As described in the previous post due to changes in how Linux KASLR works I had some problems making Volatility work with recent memory dumps.

In this post I’ll cover how I tried to solve this problem and go over possible approaches.

My situation: I have a Linux memory dump and a valid, matching Volatility profile. I want to e.g. find out which processes were running at the time the dump was acquired.

In general to get the information I want I need to take these steps:

  1. Determine the kernel DTB
  2. Determine the virtual address of init_task
  3. Determine the size of task_struct (included in dwarf file)
  4. Use this VA and the DTB to determine the physical address of init_task
  5. From that physical address read a portion of task_structs size (easy once we have the PA)
  6. Determine the offset of the tasks member in task_struct (included in dwarf file)
  7. Read that offset from the portion we extracted to enter the double linked list
  8. Walk that list in one direction until we return at init_task again

Let’s have look at the changes KASLR introduces to physical and virtual memory and how each scenario changes the way how we can determine DTB and the VA of init_task:

KASLR

Without KASLR

nokaslr

Due to kernel identity paging this is easy. We only need to calculate the kernel DTB with data included in System.map and the dwarf file, the VA of init_task can just be read from System.map.

To calculate the DTB:

  1. Read VA of symbol init_level4_pgt
  2. Subtract a known identity paging offset (in my case 0xffffffff80000000)
  3. ???
  4. Profit!

With pre-4.8 KASLR

oldkaslr

Things are a little trickier here, since both the physical and the virtual addresses are now shifted by an unknown random offset r. But once we found r, determining the DTB and the VA of init_task are trivial again.

To find r:

  1. Locate a known string, swapper/0 followed by a bunch of zero bytes, in physical memory
  2. Determine the expected location of that string by
    1. Looking up the VA of the symbol of init_task
    2. Determine the offset of the comm member in task_struct from the dwarf file
    3. Adding that offset to the VA of init_task
    4. Subtract a known identity paging offset (in my case 0xffffffff80000000)
  3. r = pa(location_found) - pa(location_expected)
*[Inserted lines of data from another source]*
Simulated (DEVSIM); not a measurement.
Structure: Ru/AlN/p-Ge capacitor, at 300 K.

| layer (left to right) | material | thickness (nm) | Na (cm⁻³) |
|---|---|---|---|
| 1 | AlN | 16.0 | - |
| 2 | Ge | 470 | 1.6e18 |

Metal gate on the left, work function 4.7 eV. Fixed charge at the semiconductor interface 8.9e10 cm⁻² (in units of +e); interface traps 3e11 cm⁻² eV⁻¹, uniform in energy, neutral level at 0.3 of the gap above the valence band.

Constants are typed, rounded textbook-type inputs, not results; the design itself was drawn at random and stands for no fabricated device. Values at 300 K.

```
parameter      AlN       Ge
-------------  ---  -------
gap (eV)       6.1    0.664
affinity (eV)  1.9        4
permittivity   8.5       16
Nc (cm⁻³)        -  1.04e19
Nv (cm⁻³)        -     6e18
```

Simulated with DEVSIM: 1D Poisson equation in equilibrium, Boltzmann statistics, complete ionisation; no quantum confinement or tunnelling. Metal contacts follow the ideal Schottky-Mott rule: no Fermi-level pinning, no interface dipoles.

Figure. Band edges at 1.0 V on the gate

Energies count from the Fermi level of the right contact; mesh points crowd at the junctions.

Once we have r we can determine the DTB:

  1. Read VA of symbol init_level4_pgt
  2. Add r
  3. Subtract a known identity paging offset (in my case 0xffffffff80000000)
  4. ???
  5. Profit!

To determine the VA of init_task:

  1. Read VA of symbol init_task
  2. Add r

So since physical shift and virtual shift are identical we can basically just grep for a known string in the memdump to derive all required information. This was already supported by Volatility and r would be stored as a run time parameter for the profile, so that all subsequent kernel symbol lookups are also adding r to the addresses found in System.map. Note that it is possible that we might find several matches for swapper/0 and accompanying constraints, so we might need to look at several possible DTB/r combinations.

With 4.8 and later KASLR

newkaslr

If the image we need to analyze was taken on a host running kernel 4.8 or later with KASLR enabled we need to determine two distinct random values, the physical KASLR shift p and the virtual KASLR shift v. We can use the method that was used to determine r from the pre-4.8 KASLR code to determine p and the DTB (using p instead of r), but this does not automatically reveal v to us.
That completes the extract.